Defensive Design of Saturating Counters Based on Differential Privacy

TL;DR

This paper introduces a differential privacy-based approach to design saturating counters in branch prediction, enhancing security against inference attacks while maintaining performance.

Contribution

It proposes a novel probabilistic saturating counter design that guarantees differential privacy, preventing attackers from inferring sensitive information from counter states.

Findings

Theoretical analysis confirms the security guarantees of the new counters.

Experimental results show comparable performance to existing counters.

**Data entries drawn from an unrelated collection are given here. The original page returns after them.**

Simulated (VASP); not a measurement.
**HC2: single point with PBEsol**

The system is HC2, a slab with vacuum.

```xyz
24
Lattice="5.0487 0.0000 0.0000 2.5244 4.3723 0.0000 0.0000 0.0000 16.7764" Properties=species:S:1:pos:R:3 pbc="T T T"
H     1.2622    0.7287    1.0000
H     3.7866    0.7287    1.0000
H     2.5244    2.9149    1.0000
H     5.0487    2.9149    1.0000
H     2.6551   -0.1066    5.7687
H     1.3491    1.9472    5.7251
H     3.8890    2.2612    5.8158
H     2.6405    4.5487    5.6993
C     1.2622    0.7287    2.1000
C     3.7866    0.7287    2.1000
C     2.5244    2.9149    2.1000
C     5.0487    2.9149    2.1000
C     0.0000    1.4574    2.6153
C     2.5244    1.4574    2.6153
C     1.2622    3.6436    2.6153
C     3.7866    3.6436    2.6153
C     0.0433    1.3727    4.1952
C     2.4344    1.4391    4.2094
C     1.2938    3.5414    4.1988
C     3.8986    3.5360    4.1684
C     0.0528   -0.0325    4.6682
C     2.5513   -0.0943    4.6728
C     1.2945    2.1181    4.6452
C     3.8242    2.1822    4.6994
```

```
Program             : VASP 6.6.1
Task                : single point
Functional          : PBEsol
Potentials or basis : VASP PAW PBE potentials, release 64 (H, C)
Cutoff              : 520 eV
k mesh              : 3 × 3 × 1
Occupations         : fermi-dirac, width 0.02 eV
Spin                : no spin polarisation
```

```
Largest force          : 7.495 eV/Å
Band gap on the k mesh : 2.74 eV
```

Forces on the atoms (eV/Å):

The new counters effectively prevent branch inference attacks.

Abstract

The saturating counter is the basic module of the dynamic branch predictor, which involves the core technique to improve instruction level parallelism performance in modern processors. However, most studies focus on the performance improvement and hardware consumption of saturating counters, while ignoring the security problems they may cause. In this paper, we creatively propose to study and design saturating counters from the defense perspective of differential privacy, so that attackers cannot distinguish the states that saturating counters are in and further infer sensitive information. To obtain theoretical guarantees, we use Markov chain to formalize the attack algorithm applied to the saturating counter, investigate into the optimal attack strategy and calculate the probability of successful attack. Furthermore, we find that the attacker is able to accurately guess the branch execution of the victim's process in the existing saturating counters. To avoid this, we design a new probabilistic saturating counter, which generalizes the existing conventional and probabilistic saturating counters. The guarantee of differential privacy is applied to deduce parameters of the new saturating counters so that the security requirement can be satisfied. We also theoretically calculate the misprediction rate when the saturating counter reaches the steady state. The experimental results on testing programs show that the calculated theoretical results agree with the experimental performances. Compared with the existing conventional and probabilistic saturating counters, when the parameters of our designed models are selected appropriately, the new saturating counters can not only ensure similar operational performance, but also establish strict security guarantee.